Similarly sensational, pirates inevitably became the stuff of broadsides.
From the beginning of the eighteenth century, broadsides were often used
to announce the last words and dying speeches of condemned pirates; it was
not unusual for such broadsides to be sold to the spectators as they gathered
around the gallows. In 1704 one of the earliest of all American pirate
publications was published as a broadside, “An Account of the Behavior and
Last Dying Speeches,” describing the final, defiant words of John Quelch
and five of his crew. Notorious pirates such as William Kidd and Edward
Teach often became the subject of several cheap broadside collections that
competed for readers.
By far the most numerous group of broadsides concerned battles at sea.

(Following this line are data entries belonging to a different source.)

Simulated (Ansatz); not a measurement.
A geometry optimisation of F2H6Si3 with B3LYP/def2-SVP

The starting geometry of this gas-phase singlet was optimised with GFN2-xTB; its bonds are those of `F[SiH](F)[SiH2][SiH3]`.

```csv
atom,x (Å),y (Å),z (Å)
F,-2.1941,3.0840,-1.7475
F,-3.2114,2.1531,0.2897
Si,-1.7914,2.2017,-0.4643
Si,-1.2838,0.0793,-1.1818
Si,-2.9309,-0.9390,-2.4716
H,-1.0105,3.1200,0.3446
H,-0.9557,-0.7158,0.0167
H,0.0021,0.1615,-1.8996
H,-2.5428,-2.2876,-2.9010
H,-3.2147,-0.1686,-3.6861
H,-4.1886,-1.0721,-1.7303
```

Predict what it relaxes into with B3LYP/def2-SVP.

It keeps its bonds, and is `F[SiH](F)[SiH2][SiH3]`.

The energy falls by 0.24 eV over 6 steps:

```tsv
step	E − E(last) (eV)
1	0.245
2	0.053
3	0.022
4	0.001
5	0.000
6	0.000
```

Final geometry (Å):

Although newspapers began to supplant broadsides as the most popular
medium for the dissemination of news during the latter half of the eighteenth century, a remarkable number of broadsides described naval engagements from the Revolution and the War of 1812. Both the Boston Tea
Party and the burning of the Gaspee in Narragansett Bay were celebrated as
broadside ballads in 1773; a year later the British responded with a broadside
salvo of their own by having the Intolerable Acts distributed around Boston
on a single sheet. John Paul Jones’* career resulted in a flurry of broadsides,
beginning in 1777, when a Boston printer published a recruitment poster
announcing the launching of Jones’ first command, the Ranger, and offering a bounty of forty dollars. Jones’ attacks along the English coast and the
famous battle between the Bonhomme Richard* and the Serapis* were memorialized on broadsides, thus contributing much to his popularity as a
Revolutionary War hero.
When the United States again went to war with Great Britain, broadsides
were used to announce battles and recruit sailors. After the U.S. frigate
Constitution defeated the British frigate Guerriere off the coast of Massachusetts on 19 August 1812, half a dozen different broadsides were published announcing the victory and celebrating “Old Ironsides.” Similarly,
when Oliver Hazard Perry wrote his fateful words after the Battle of Lake
Erie, “We have met the enemy and they are ours,” several broadside ballads
were soon printed describing the victory. Other successful American naval
engagements were equally memorialized as broadsides, including Stephen
Decatur’s victory over the British ship Macedonian and the defeat of the
British flotilla on Lake Champlain.
As printing technology rapidly improved during the first half of the nineteenth century, the need for broadsides declined. The few broadsides that
were published served more as commemorative issues or commercial announcements than news reports. Due to their fragile, ephemeral nature,
broadsides have been difficult to collect and preserve. Those that have been
collected offer invaluable insight into early American maritime history.